The remarkable improvements in living standards achieved over the last two centuries by a good portion of the world's population have been made possible by advances in knowledge – at the applications end, advances in practical know-how but with these often supported by dramatic advances in basic understandings of how the natural world works. These advances have been the result of a cumulative collective process. Inventors and scientists working today to advance the state of knowledge base what they do on the knowledge created by their forebears. The key to making technology and science systems work productively has been to establish and enforce a governance structure that on the one hand provides incentives and rewards for success to those working to advance knowledge, and on the other hand keeps both established and new knowledge largely open for those who can use and further advance it.
Over the years there have developed two quite different governance systems for doing this. One is the system of public science, which emphasizes open publication and rewards of recognition to scientists whose work is understood to have advanced knowledge significantly. The other is the system of largely private technology development, where successful inventors are rewarded by patents and other means through which they can appropriate a share of the economic benefits their work has allowed, but in which, customarily, their ability to control access is limited in time and scope.

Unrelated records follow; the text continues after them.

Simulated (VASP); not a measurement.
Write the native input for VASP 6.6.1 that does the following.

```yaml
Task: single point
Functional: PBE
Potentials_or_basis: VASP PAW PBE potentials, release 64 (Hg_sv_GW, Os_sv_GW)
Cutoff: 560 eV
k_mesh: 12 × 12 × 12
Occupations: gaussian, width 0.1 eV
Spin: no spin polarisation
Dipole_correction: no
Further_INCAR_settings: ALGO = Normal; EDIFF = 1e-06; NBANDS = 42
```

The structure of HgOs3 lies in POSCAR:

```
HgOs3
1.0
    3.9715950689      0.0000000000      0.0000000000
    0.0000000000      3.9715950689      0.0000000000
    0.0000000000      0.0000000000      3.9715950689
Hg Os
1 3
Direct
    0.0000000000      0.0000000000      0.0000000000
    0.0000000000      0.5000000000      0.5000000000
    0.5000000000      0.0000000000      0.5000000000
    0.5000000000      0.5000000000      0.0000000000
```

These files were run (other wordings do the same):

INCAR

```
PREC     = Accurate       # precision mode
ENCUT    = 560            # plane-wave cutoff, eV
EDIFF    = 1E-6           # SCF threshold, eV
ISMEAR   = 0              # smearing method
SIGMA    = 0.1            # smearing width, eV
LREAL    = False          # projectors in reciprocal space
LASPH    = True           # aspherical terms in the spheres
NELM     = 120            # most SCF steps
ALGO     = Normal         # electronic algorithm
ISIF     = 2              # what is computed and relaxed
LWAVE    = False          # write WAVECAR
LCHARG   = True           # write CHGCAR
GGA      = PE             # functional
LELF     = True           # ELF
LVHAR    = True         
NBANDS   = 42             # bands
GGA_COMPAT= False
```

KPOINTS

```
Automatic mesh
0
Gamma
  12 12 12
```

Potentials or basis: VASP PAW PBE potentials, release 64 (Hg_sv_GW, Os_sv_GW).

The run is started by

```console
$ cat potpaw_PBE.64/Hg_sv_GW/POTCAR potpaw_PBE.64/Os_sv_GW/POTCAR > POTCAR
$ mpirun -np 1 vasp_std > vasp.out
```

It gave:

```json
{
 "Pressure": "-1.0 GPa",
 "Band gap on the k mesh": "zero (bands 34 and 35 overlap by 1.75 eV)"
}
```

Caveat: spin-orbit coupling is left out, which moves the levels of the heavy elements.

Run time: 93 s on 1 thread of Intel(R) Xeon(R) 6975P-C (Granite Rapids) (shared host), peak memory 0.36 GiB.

The field of knowledge is the common property of mankind
Why did Schumpeter neglect intellectual property rights? For contemporary Schumpeterians, this question, posed by Mark Blaug in 2005, could be seen as an embarrassing one. How could the “father” of competition by means of innovations manage to miss completely the analysis and discussion of what in today's scholarship is one of the most – if not the most – influential incentive for corporations to innovate continuously? Blaug's own answer to that question is very direct, sharp and does not embarrass at all. It also calls attention to the central issue discussed in this chapter:
It never occurred to anyone before, say the 1980s, that such disparate phenomena as patents for mechanical inventions, industrial products and processes (now extended to biotechnology, algorithms and even business methods), copyrights for the expression of literacy and artistic expressions in fixed form and trademarks and trade names for distinctive services, could be generalized under the heading of property rights, all conferred by the legal system in relation to discrete items of information resulting from some sort of appropriate intellectual activity.
(Blaug 2005, 71–2; italics added)
For the purposes of the argument I will develop in this chapter, there are two crucial elements implicit in Blaug's answer. First, that at the time Schumpeter was writing Capitalism, Socialism and Democracy, the balance between private interests and the public domain was completely different from what it has become today.
As we enter the second decade of the twenty-first century, the economics profession is grappling with how to better respond to an extremely deep financial-turned-fiscal crisis, and there is no end in sight to that debate. That context has forced at least part of the mainstream of the profession to seek for a new “identity,” and concepts which were at the core of the mainstream theory – such as the efficient market hypothesis and markets as self-regulating entities – are under severe scrutiny, while Keynes's ideas are fully back in business and Hyman Minsky's Financial Instability Hypothesis regains prestige in academic circles as well as among policymakers and money managers. On the policy front, the identity crisis is equally profound. The once taken-for-granted benefits of financial globalization are being replaced by the urgency of better supervision and regulation of banks and other financial entities, and different modalities of capital controls are now part of the IMF's tool kit for dealing with the instability now associated with the complete openness of countries' capital accounts (Skidelsky 2009; Sheng 2010; Grabel 2010).
In the “nonfinancial” side of economics, a less strident but equally important shakeout is also starting to happen. Research on open-source innovation by Harvard and Stanford legal scholars such as Yochai Benkler and Lawrence Lessig and on consumer-based innovation by MIT economist Eric von Hippel and his research team are throwing new light on matters like growth dynamics, innovation patterns and the interaction of competition and collaboration among firms and consumers.